Acorn flits into fall with the following illustrated early readers: Full Moon Party (Fairylight Friends #3) by Jessica Young, illus. by Marie Vanderbemden; I Am a Good Friend! (Princess Truly #4) and I Am Brave! (Princess Truly #5) by Kelly Greenawalt, illus. by Amariah Rauscher; and Get Well, Crabby! (A Crabby Book #4) by Jonathan Fenske.


Branches gets goosebumps with the following illustrated early chapter books: The Halloween Goblin (Pixie Tricks #4) by Tracy West, illus. by Xavier Bonet; Scaredy-Pug (Diary of a Pug #5) by Kyla May; The Secret Maze (The Last Firehawk #10) by Katrina Charman, illus. by Judit Tondora; Storm on Snowbelle Mountain (Unicorn Diaries #6) by Rebecca Elliott; and Making Waves (Layla and the Bots #4) by Vicky Fang, illus. by Christine Nishiyama.

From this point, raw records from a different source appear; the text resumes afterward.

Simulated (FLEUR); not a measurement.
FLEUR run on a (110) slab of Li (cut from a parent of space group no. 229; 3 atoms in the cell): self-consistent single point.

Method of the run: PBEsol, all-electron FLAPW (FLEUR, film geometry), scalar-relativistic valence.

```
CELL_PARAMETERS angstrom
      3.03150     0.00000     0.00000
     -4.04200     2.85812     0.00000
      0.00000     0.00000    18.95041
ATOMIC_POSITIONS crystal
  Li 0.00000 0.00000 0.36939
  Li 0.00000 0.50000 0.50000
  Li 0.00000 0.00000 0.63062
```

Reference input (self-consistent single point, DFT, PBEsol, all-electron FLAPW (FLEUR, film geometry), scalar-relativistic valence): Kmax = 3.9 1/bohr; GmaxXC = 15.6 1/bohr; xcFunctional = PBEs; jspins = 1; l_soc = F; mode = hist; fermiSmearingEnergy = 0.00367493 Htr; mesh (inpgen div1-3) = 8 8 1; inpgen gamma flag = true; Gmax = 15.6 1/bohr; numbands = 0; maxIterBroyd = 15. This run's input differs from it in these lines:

Cartwheel is sweet on fall with Count to Love by Andrea Davis Pinkney, illus. by Brian Pinkney, a Bright Brown Baby board book celebrating Black and Brown babies and families; We Are Better Together by Joyce Wan, an ode to the ways we are better when we unite; With All My Heart, I Love You by Caroline Jayne Church, showcasing the ways toddlers and babies touch our hearts; You’re My Little Sweet Pea by Sandra Magsamen, featuring a garden-inspired theme and fluorescent felt on every spread; and Fa-La-La-Llama by Joan Holub, illus. by Allison Black, depicting llamas in winter wear on touch-and-feel pages.


Chicken House programs its fall list with Every Line of You by Naomi Gibson, in which a grieving and bullied tech-savvy girl creates the perfect AI boyfriend; The House on Hoarder Hill: The Magician’s Map by Mikki Lish and Kelly Ngai, which finds Hedy and Spencer at Fantastickhana, an underground tournament of magic where they discover a mysterious living map; and The Ghost of Midnight Lake by Lucy Strange, about a strong-willed heroine who follows the restless spirit of a girl in order to untangle the dark mystery of her own past.


David Fickling Books charges to the head of the class with Freddy vs. School by Neill Cameron, in which super-powered Robot Freddy must learn how to “act human” when his school clamps down on his powers.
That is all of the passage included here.